# tax free gifts to employee of €250 per annum



## johnnyg (27 Nov 2006)

Hi,

Can both directors get a xmas bonus of 250 euro's, or is it only applicable to the director earning?

Cheers,


----------



## DirtyH2O (28 Nov 2006)

*Re: director xmas bonus*

Does anyone know if this is restricted to employees or can directors avail of it as well?
Also has is this reconciled with long service awards such as 5/10 year presents which can be several thousand in value and are not taxed.


----------



## envelope (29 Nov 2006)

*Re: director xmas bonus*

I asked my accountant if I can take this as a bonus and she said that revenue have stopped this and if i take it ill have to pay tax on it. Who do you believe?


----------



## mayka (29 Nov 2006)

*Re: director xmas bonus*

Here is the link on the Benefits-In-Kind guide on the Revenue web site:
[broken link removed]
See section 2.3 "Small benefits". The document is new and they could hardly include this section into it if they'd stop this. And the strange thing about the section is that the guide does not say implicitly this should be a non-cash benefit (i.e. vouchers)...

And "yes". Directors can receive small non-taxable benefits. Look here:
[broken link removed] - Section 1.4 "Use of terms 'employees' and 'PRSI'..."
            - All references in this Guide to “employees”
              include references to directors unless otherwise
              stated.


----------



## envelope (30 Nov 2006)

*Re: director xmas bonus*

cheers mayka, ill send this link to my accountant. she doesnt seem to want to do anything out of the ordinary. maybe a need a new accountant.


----------



## ubiquitous (30 Nov 2006)

*Re: director xmas bonus*

Your accountant's judgement is probably correct. 

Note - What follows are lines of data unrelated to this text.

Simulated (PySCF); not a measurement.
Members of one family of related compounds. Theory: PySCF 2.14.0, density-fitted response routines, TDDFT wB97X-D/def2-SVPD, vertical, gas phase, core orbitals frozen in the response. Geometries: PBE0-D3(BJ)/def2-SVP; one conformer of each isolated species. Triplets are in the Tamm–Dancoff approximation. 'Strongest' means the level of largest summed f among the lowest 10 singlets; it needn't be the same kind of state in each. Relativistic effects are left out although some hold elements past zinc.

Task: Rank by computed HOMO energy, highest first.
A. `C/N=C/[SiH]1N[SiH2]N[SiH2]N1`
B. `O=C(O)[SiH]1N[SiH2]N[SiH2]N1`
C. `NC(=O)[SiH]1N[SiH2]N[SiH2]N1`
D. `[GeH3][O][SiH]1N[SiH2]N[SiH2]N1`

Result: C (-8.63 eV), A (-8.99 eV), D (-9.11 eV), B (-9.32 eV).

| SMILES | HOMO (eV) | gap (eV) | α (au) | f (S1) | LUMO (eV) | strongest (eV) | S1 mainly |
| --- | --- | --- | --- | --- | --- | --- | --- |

While the payment of a €250 Xmas bonus to a director may well be technically defensible by reference to legislation, being seen to bend the rules in this way may raise the suspicion of the Revenue if the issue came to light during a Revenue Inspection or Audit of your business or in some other way. 

No matter how tax-compliant you are, the last thing you need is to get on the wrong side of a Revenue Inspector during an audit. In that context, I don't think the tax saving of around €120 is worth the potential hassle. You would probably be much better off ensuring that you are maximising all your legitimate motor & subsistence expense entitlements for example.


----------



## envelope (30 Nov 2006)

*Re: director xmas bonus*

Thats true no need to bring and audit upon myself, im claiming for mileage and subsistence already and as you say for 250 its not really worth it.


----------



## MsGinger (30 Nov 2006)

*Re: director xmas bonus*



DirtyH2O said:


> Does anyone know if this is restricted to employees or can directors avail of it as well?
> Also has is this reconciled with long service awards such as 5/10 year presents which can be several thousand in value and are not taxed.


 
Long service awards can only be given for service of 20 years or more & as long as a similar award has not been given in the previous 3 years.  Also long service awards cannot be made in cash - they must be a tangible item e.g. watch.


----------



## Shmee (1 Dec 2006)

*Re: director xmas bonus*

what does claiming 'subsistence' mean?


----------



## envelope (1 Dec 2006)

*Re: director xmas bonus*

Its a daily allowance that is supposed to pay for meals etc. The revenue have a rate that changes each year for inflation and thats the one i use.
Its a valid expense.


----------



## DirtyH2O (1 Dec 2006)

*Re: director xmas bonus*



MsGinger said:


> Long service awards can only be given for service of 20 years or more & as long as a similar award has not been given in the previous 3 years. Also long service awards cannot be made in cash - they must be a tangible item e.g. watch.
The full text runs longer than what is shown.